Past Events | Latina/o and Mexican-American Studies

Past Events

2015 UNT LMAS Program Student Conference

Held in the BLB building on APRIL 11, 2015 FROM 8:00 a.m. to about 8:00 p.m. Please see other links in this website for more detailed information!

UNT College of Education Conference on Education and Culture will be held May 1, 2015 from 9:00 a.m. to 3:00 p.m. For more information on the Conference on Education and Culture, please visit
http://www.coe.unt.edu/conferences/conference-education-and-culture

PLATICAS INTERACTIVAS SERIES

Platica InterActiva Series is an interactive conversational forum between UNT researchers and UNT students designed to promote awareness of UNT research in the LMAS fields. This is an opportunity for all students to actively discuss with known UNT researchers how these researchers perform their research, what struggles they face in performing research and any other question that may be relevant or in the mind of students.

Lectures

Associate Professor from World Languages, Literatures and Cultures Teresa Marrero will present "What Korean Soap Operas Taught Me: A Fascinating Look at Being Latina and Transnational" lecture from 12:30 p.m. to 1:30 p.m. in Lang 109 on April 26, 2015. Please join Dr. Marrero for a fascinating lecture! The event is free and open to the public!

Assistant Professor Dr. Sandra Mendiola Garcia will present "Street Vending, Chicano Theater, and Mexican History" on February 26, 2015 from 1:00 to 2:00 p.m. in LANG 109. Please join Dr. Mendiola Garcia in this intriguing lecture. The event is free and open to the public!

Associate Professor Dr. Mariela Nunez-Janes will present "Superheroes Among Us: What Undocumented Youth Can Teach Us About Rising About the Power of Rising Above Injustice" on January 23, 2015 from 12:30 a.m. to 2:30 p.m. in BLB 090. Please join Dr. Mariela Nunez-Janes for an interesting discussion on her research on undocumented youth!

Professor Dr. Alicia Re Cruz will present "From the Barrio to the Border Going Through Maya Milpas" on November 21, 2014 from 1:00 to 2:30 p.m. in Wooten Hall 113. Please join us for an intriguing and interesting lecture on the research conducted by Dr. Alicia Re Cruz! This is a great opportunity to interact and ask questions to a prominent LMAS researcher!

Dr. Amanda Mink's Lecture "Mapping Culture Across Borders: Music Research and U.S.-Mexico Relations in the 1930s and 40s.
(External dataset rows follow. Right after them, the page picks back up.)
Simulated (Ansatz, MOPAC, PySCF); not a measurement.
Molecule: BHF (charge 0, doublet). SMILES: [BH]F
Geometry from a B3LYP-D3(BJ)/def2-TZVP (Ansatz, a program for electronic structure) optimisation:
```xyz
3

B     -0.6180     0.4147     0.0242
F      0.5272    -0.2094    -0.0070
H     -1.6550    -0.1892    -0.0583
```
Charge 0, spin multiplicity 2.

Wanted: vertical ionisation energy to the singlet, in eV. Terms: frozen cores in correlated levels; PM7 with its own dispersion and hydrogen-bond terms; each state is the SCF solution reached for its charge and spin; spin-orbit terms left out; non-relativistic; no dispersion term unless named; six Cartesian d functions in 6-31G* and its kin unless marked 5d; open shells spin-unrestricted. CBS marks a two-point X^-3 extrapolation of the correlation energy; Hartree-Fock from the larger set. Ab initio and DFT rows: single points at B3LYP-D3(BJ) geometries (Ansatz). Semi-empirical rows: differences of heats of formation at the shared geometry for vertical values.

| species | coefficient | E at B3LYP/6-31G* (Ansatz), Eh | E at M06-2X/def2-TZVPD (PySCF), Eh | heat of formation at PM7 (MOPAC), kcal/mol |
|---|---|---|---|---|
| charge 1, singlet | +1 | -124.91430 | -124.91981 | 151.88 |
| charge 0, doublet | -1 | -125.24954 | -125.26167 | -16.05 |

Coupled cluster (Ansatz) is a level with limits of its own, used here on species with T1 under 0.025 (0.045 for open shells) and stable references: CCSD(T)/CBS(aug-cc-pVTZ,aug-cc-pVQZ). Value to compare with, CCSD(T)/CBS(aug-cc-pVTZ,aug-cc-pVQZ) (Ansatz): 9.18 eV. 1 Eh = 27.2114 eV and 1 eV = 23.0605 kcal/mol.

Dr. Amanda Minks, Associate Professor of Ethnomusicology and Anthropology at the Univ. of Oklahoma will hold a lecture on Wednesday, March 11 @ 4pm in room #321, Music Building (Ave C). This lecture is sponsored by the Division of Music History, Theory and Ethnomusicology. The lecture is free and open to the public. The abstract of the lecture is:

In the 1930s and 40s, recording technology and music research were increasingly put to work in the documentation of local musics as a representation of regional, national, or universal human heritage in the Americas. This work was carried out under the auspices of national and international organizations that crafted cultural policies along with hierarchies of difference and value. The intellectual, political, and artistic interaction between Mexico and the United States was especially intimate and multilayered due to their shared history and border. In this presentation, I will examine how U.S. music researchers such as Charles Seeger, Henrietta Yurchenco, and Alan Lomax engaged (or failed to engage) with Mexican music, and how their projects intersected with broader inter-American politics. I argue for a more nuanced view of a history that is usually reduced to either celebratory homage of disciplinary forebears or critical dismissal of cultural imperialism. This analysis helps to recover the role of Mexican and other Latin American musics in the development of ethnomusicology as a discipline and practice. More broadly, it historicizes the contemporary discourse of Latino influence in the U.S. by emphasizing the deep roots of Latin American music in U.S. territory, and the long- term mutual influence between the U.S. and Mexico in cultural and political realms.

Join us on February 2, 2015 at 7 p.m. at SAGE Hall room 116 (Reception following at 8:00 p.m.) for a special discussion on "Latino-Black Relations in American Politics" between prominent scholars of racial and ethnic studies. Rodney Hero, President of the American Political Science Association (APSA) and the Haas Chair in Diversity and Democracy at the University of California, Berkely and Alvin B. Tillery Jr., APSA National Program Chair for 2015 and Associate Professor of Political Science at Northwestern University will be the prime speakers heading this discussion.

The UNT Distinguished Lecture Series Presents:

 Maria Hinojosa. Join us on Monday, November 17th at 8pm in the Auditorium.

Lecturer will be held on NOVEMBER 17, 2014 at 8:00 p.m. at the UNT Auditorium.

The Distinguished Lecture Series is proud to present Maria Hinojosa, Journalist & News Correspondent for NPR changing the cultural and political landscape for Latinos in the U.S.

Maria Hinojosa is an award-winning trailblazer in news and investigative journalism. Her over 25-year history reporting on critical issues and focusing on the changing cultural and political landscape in America and abroad have won her the highest levels of recognition in journalism, including: four Emmys; the 2012 John Chancellor Award for Excellence in Journalism, among other awards.

She is currently the anchor and executive producer of NPR's long-running weekly program, Latino USA, celebrating its 20 year anniversary and considered the program of record for Latino news, culture and issues of critical importance to the Latino community and that impact the US population.

Throughout her career, she has helped define the conversation about our times and our society with one of the most authentic voices in broadcast. Her investigative journalism and presentations press for truth while giving voice to lives and stories that illuminate the world we live in.